Understanding Hinton’s Capsule Networks. Part 2. How Capsules Work.


Part of Understanding Hinton’s Capsule Networks Series:

Introduction

In Part 1 of this series on capsule networks, I talked about the basic intuition and motivation behind the novel architecture. In this part, I will describe, what capsule is and how it works internally as well as intuition behind it. In the next part I will focus mostly on the dynamic routing algorithm.

What is a Capsule?

In order to answer this question, I think it is a good idea to refer to the first paper where capsules were introduced — “Transforming Autoencoders” by Hinton et al. The part that is important to understanding of capsules is provided below:

“Instead of aiming for viewpoint invariance in the activities of “neurons” that use a single scalar output to summarize the activities of a local pool of replicated feature detectors, artificial neural networks should use local “capsules” that perform some quite complicated internal computations on their inputs and then encapsulate the results of these computations into a small vector of highly informative outputs. Each capsule learns to recognize an implicitly defined visual entity over a limited domain of viewing conditions and deformations and it outputs both the probability that the entity is present within its limited domain and a set of “instantiation parameters” that may include the precise pose, lighting and deformation of the visual entity relative to an implicitly defined canonical version of that entity. When the capsule is working properly, the probability of the visual entity being present is locally invariant — it does not change as the entity moves over the manifold of possible appearances within the limited domain covered by the capsule. The instantiation parameters, however, are “equivariant” — as the viewing conditions change and the entity moves over the appearance manifold, the instantiation parameters change by a corresponding amount because they are representing the intrinsic coordinates of the entity on the appearance manifold.”

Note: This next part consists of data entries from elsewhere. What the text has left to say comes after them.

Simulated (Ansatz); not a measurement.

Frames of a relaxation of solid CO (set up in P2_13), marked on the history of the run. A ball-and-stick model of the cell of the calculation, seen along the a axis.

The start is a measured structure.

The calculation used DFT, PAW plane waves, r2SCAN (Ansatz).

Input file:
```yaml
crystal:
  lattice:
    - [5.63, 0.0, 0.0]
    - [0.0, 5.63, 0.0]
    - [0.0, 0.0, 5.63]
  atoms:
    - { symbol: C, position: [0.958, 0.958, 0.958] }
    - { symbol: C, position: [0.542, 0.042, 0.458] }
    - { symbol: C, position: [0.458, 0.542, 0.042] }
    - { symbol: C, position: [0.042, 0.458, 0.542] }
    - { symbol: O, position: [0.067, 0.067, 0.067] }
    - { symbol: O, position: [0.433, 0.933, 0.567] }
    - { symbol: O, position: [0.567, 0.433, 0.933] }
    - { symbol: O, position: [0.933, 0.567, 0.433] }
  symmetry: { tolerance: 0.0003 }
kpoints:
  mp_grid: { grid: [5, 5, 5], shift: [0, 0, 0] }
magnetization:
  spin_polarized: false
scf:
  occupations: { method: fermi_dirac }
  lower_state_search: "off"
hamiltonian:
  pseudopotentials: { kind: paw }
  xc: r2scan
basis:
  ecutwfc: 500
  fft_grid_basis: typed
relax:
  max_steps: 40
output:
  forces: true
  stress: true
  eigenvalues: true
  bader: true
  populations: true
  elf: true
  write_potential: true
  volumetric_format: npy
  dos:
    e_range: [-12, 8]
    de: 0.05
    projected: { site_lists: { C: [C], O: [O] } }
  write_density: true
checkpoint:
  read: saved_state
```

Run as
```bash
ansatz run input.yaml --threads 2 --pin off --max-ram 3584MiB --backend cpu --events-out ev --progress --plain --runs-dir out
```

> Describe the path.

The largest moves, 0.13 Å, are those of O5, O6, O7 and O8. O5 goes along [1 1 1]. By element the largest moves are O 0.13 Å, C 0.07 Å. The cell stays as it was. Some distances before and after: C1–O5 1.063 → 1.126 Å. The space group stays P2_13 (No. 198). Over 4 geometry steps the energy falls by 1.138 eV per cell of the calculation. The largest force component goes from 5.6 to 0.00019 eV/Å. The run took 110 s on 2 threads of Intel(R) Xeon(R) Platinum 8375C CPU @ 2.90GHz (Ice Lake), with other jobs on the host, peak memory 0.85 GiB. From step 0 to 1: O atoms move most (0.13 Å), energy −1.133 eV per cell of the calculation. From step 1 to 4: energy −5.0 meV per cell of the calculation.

The paragraph above is very dense, and it took me a while to figure out what it means, sentence by sentence. Below is my version of the above paragraph, as I understand it:

Artificial neurons output a single scalar. In addition, CNNs use convolutional layers that, for each kernel, replicate that same kernel’s weights across the entire input volume and then output a 2D matrix, where each number is the output of that kernel’s convolution with a portion of the input volume. So we can look at that 2D matrix as output of replicated feature detector. Then all kernel’s 2D matrices are stacked on top of each other to produce output of a convolutional layer.

digits

Not only can the CapsNet recognize digits, it can also generate them from internal representations. Source.

Then, we try to achieve viewpoint invariance in the activities of neurons. We do this by the means of max pooling that consecutively looks at regions in the above described 2D matrix and selects the largest number in each region. As result, we get what we wanted — invariance of activities. Invariance means that by changing the input a little, the output still stays the same. And activity is just the output signal of a neuron. In other words, when in the input image we shift the object that we want to detect by a little bit, networks activities (outputs of neurons) will not change because of max pooling and the network will still detect the object.

The above described mechanism is not very good, because max pooling loses valuable information and also does not encode relative spatial relationships between features. We should use capsules instead, because they will encapsulate all important information about the state of the features they are detecting in a form of a vector (as opposed to a scalar that a neuron outputs).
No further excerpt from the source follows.